What hybrid retrieval is
Hybrid retrieval fans out a single query across three signals in parallel and fuses their ranks:
| Signal | Backend | Best for |
|---|---|---|
| Lexical | SQLite FTS5 + BM25 | Exact API names, flags, config keys, error strings, code identifiers |
| Dense | Qdrant + FastEmbed bge-base-en-v1.5 | Semantic neighbours ("login" matches "sign in") |
| Sparse | Qdrant + SPLADE | Splits the difference: term-aware but expansion-friendly |
The retrieval dispatcher runs all three in a thread pool, fuses ranks with Reciprocal Rank Fusion, and returns the top-K sections.
Running a hybrid query
docmancer query "How do I authenticate?" --mode hybrid
--mode defaults to lexical for bare configs and auto-flips to hybrid when your YAML includes a non-empty vector_store: block.

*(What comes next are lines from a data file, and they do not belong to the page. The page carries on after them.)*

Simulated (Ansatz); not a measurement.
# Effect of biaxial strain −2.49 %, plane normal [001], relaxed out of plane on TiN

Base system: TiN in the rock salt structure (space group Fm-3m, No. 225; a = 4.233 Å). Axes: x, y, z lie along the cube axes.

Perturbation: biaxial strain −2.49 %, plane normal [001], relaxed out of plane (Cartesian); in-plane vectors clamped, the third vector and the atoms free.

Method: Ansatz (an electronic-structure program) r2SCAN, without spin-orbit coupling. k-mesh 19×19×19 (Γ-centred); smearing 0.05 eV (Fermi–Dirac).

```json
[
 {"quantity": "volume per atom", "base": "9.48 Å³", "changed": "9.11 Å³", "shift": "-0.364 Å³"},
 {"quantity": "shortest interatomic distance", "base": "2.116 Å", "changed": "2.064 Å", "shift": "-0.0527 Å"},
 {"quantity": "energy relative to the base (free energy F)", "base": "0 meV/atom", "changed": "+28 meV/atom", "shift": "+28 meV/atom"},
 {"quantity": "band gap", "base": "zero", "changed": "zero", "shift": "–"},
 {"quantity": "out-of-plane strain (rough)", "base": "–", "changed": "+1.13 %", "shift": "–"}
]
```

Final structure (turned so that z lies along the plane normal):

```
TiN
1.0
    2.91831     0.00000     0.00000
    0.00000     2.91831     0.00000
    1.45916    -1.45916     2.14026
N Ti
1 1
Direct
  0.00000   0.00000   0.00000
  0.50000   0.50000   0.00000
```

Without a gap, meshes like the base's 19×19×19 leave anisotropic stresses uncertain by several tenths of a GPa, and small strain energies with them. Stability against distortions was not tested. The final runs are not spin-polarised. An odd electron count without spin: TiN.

You can also force a single signal:
docmancer query "OAuth scopes" --mode dense
docmancer query "OAuth scopes" --mode sparse
docmancer query "OAuth scopes" --mode lexical
Reciprocal Rank Fusion
RRF combines per-signal rankings without needing comparable scores. The formula per result r across signals s:
RRF(r) = sum( 1 / (k + rank_s(r)) ) for each signal s where r appears
k defaults to 60 (see retrieval.fusion.rrf_k). The default fusion method is plain rrf; switch to weighted_rrf in YAML to bias toward one signal.
Explain mode
docmancer query "auth setup" --mode hybrid --explain
Each result is annotated with the per-source rank that contributed:
[lexical#1, dense#3, sparse#2] Authentication > OAuth 2.0 > Scopes
Useful when:
- A result you expected ranks lower than something else —
--explainshows which signal placed each hit. - You're tuning a router rule and want to confirm the dispatcher (not the lexical fast-path) is being used.
- One backend is misbehaving (e.g. Qdrant unavailable) and dense / sparse columns silently return empty.
When to skip vectors
Pure lexical queries bypass the dispatcher and read SQLite directly:
docmancer query "exact error message" --mode lexical
For ingests, skip the vector pass entirely:
docmancer ingest ./docs --no-vectors
DOCMANCER_AUTO_VECTORS=0 docmancer ingest ./docs
You still get a fully functional FTS5 index. Re-run ingest later without --no-vectors to backfill vectors.
Hierarchical retrieval
For large corpora, hybrid retrieval pairs with a two-stage pass:
- Stage 1. Wide-net retrieval (
candidate_pool= 200 by default) across all signals. Scores are aggregated perdocument_title_hash. Top-N documents (documents_limit= 5) survive. - Stage 2. Re-retrieve sections filtered to those documents. Up to
sections_per_document(10) per surviving document. Fuse and return.
Auto-enabled per index once the corpus has at least retrieval.hierarchical.auto_min_documents (default 10) distinct documents. Forced on with retrieval.hierarchical.enabled: true, off with auto: false.
Router rules
Query routers narrow the dispatcher call before fusion. The first regex match merges declared filters (e.g. docset_root, sdk, international_classes) into the call. See Router recipes for concrete patterns.
Routers only fire under dispatcher modes (dense, sparse, hybrid). Pure lexical queries bypass the dispatcher and ignore routers.
Performance notes
- Dense and sparse signals share the same FastEmbed model load, so a hybrid query is not 3x the cost of a lexical one.
- A content-hash-keyed embeddings cache under
~/.docmancer/embeddings-cache/skips re-embedding unchanged chunks on re-ingest. - Bulk upsert into Qdrant uses gRPC for throughput.
- Re-running
ingestwithout--recreatereuses cached embeddings for any section whose content hash matches.